This exclusivity-focused approach stems from the belief that protecting proprietary advantages is essential for maintaining commercial leverage and strategic superiority. 

China’s ‘openness’ strategy

Beijing responded to Washington’s action plan with one of its own, emphasising international cooperation in both development and regulation. 

Warning against AI becoming an “exclusive game” controlled by a few nations and corporations, China positioned itself as the champion of openness.

China’s Global AI Governance Initiative has pledged to expand open-source development and share capabilities with developing countries, particularly in the Global South, as well as to promote multilateral governance through a new international body headquartered in Shanghai.

These initiatives are intended not only to institutionalise China’s leadership role but also to bring global rules, standards, and norms more closely into alignment with its strategic interests. 

Two objectives underpin this openness. 

First, by releasing advanced open-source models, Beijing is contesting the US approach of monetising AI as an exclusive, proprietary product. If these open-source platforms achieve the same level of performance as their US counterparts, the commercial advantage of exclusivity — one of Washington’s key competitive assets — could be significantly diminished. 

Second, by enabling these models to be freely adapted and exported, China embeds its technology in the digital infrastructure of emerging economies. This creates long-term dependencies and gives Beijing greater leverage over global technical standards and governance frameworks.

Who will dominate AI sovereignty?

Recent advances by Chinese AI firms are closing the performance gap with the US, raising the prospect of a world in which American dominance is no longer guaranteed — and in which Chinese models could be adopted on a par with, or even more widely than, those in the US.

In such a scenario, the contest would shift from technical superiority to control over the standards, ecosystems, and governance models embedded in global digital infrastructure.

As Microsoft President Brad Smith warned, “The No. 1 factor that will define whether the US or China wins this race is whose technology is most broadly adopted in the rest of the world. Whoever gets there first will be difficult to supplant.”

Beijing’s centralised, state-led model enables it to mobilise resources, align industry and exploit disruptive opportunities far more quickly than the US’s private-sector–driven approach. This agility could put Washington in a paradoxical position: technologically advanced, yet strategically outmanoeuvred.

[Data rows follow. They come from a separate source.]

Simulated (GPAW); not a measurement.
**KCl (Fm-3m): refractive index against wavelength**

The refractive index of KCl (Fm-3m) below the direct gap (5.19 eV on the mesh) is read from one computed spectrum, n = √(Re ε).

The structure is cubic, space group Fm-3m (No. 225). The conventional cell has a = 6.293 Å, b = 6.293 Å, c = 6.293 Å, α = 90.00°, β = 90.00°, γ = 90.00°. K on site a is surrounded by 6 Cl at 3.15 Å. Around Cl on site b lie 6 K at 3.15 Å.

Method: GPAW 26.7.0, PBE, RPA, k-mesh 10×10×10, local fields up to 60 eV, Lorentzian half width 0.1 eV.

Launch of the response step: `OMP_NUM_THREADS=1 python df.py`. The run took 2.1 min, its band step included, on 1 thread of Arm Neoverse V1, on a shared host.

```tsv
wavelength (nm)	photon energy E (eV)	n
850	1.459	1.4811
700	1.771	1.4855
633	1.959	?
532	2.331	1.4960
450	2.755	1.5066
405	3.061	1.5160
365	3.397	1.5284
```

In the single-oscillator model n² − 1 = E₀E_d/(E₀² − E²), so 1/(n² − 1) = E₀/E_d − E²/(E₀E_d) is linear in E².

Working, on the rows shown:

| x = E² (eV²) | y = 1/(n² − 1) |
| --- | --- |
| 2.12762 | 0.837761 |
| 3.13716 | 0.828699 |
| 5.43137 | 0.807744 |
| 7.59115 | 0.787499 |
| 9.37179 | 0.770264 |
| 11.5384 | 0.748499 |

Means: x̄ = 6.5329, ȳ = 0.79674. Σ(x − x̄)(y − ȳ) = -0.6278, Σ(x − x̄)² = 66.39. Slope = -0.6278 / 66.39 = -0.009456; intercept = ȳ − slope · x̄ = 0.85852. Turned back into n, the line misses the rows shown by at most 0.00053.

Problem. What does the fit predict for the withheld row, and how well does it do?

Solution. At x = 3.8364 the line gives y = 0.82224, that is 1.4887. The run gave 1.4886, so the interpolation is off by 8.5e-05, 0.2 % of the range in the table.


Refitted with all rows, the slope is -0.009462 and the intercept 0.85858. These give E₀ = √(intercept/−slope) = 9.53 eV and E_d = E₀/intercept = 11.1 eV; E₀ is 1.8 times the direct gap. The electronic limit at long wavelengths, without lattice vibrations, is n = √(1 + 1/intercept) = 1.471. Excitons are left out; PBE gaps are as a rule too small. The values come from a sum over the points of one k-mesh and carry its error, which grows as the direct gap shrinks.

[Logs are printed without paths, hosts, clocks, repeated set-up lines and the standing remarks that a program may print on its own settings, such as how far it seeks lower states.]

For middle powers and emerging economies, the stakes are no less acute. Both Washington and Beijing export not just products but technological ecosystems that carry political influence.

Alignment with either superpower risks long-term dependency; avoiding both would require costly investment in domestic capacity—a politically difficult and time-consuming path.

Washington’s AI Action Plan implicitly presents its ready-made solutions as the pragmatic option. However, history shows that dependence on external providers often comes with strategic constraints.

Therefore, the concept of Sovereign AI—the capacity to develop, deploy, and govern a nation’s own AI systems without relying on foreign infrastructure—is gaining prominence. 

Sovereign AI is not simply about technological pride; it is about ensuring control over where AI workloads run, how critical data is stored and used, and who ultimately has the power to switch those systems on or off. 

In sensitive sectors—defence, intelligence, energy, and critical infrastructure—such autonomy could act as a strategic shield, insulating states from coercion, espionage, or supply-chain disruption.

Many countries are more tempted by the immediate option of choosing turnkey systems offered by Washington’s proprietary stacks or Beijing’s open-source platforms. 

However, both options pose risks. US solutions often tie users into closed commercial ecosystems, while Chinese offerings, although open in form, can establish deep structural dependencies that are hard to undo.

The real question is not simply which superpower will “win” the AI race, but whether the rest of the world can muster the capacity—and the political will—to carve an independent path. 

Otherwise, sovereignty in the digital era may become the first casualty of great-power competition.